Starting from a position of knowledge always helps to get started in the right direction.  The idea of bringing in a team of consultants to figure out your organization and put it back together is not going to lead you to success.  Just the amount of time spent figuring out what everybody is doing would take a relatively long time – you already know that something is not working or the business wouldn’t be reorganizing.  That’s where a business architect provides value.  Already having the blueprints including capability maps, value streams and organization maps puts you way ahead of the game. 

Discovering Organizational Problems

When interviewing members of the leadership team, clients and staff, it’s important to know how they relate to the business – where they fit in the capability and organization maps.  If one of the key problems is communications, which, let’s face it how many times is there not a communication problem, what type of communication problem?  Is it that leadership doesn’t feel they are getting the information they need?  Did leadership clearly set the expectation for what needs to be communicated? Is leadership providing the right kind of communication back to the staff?  Does that communication rally the team or alienate them? How does communications affect your clients?  I’ve seen all of these problems, even within the same organization. Using a combination of the capability maps and organization maps to discover where the communications are breaking down makes it easy to demonstrate the gaps. 

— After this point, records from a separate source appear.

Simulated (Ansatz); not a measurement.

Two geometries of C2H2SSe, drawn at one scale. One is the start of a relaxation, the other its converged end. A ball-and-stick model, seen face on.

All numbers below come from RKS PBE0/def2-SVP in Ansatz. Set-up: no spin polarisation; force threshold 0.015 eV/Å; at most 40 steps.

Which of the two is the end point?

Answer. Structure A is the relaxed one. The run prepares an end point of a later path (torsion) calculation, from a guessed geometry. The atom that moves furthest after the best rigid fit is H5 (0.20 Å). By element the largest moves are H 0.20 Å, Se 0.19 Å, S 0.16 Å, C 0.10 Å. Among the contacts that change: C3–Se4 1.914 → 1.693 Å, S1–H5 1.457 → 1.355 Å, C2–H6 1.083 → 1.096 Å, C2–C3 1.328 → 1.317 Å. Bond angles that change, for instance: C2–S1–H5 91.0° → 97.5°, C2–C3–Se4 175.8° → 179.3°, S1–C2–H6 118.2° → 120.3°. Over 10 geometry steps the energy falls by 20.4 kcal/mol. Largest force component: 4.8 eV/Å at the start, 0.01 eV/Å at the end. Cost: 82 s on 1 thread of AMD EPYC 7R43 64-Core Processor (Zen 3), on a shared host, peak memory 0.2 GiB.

Discovering Organizational Strategies

The next area that is crucial for reorganization is to spend time with the leadership to discover the organization’s strategies – current past and future.  Understanding how that strategy was communicated, executed and evolved gives you clues as to what the organization can handle.  I’ve used Enterprise Strategy Value maps and a lot of people were surprised to find out that that didn’t understand what the strategies were and what was important to leadership.  Large swaths of the organization were working on projects that didn’t line up with the business’s direction.  You will notice that I started by identifying gaps, then went to understanding strategy.  This may seem backward to some, but becomes enlightening when you discover most gaps have nothing to do with organizational strategy and in fact most staff have no idea what is the strategy.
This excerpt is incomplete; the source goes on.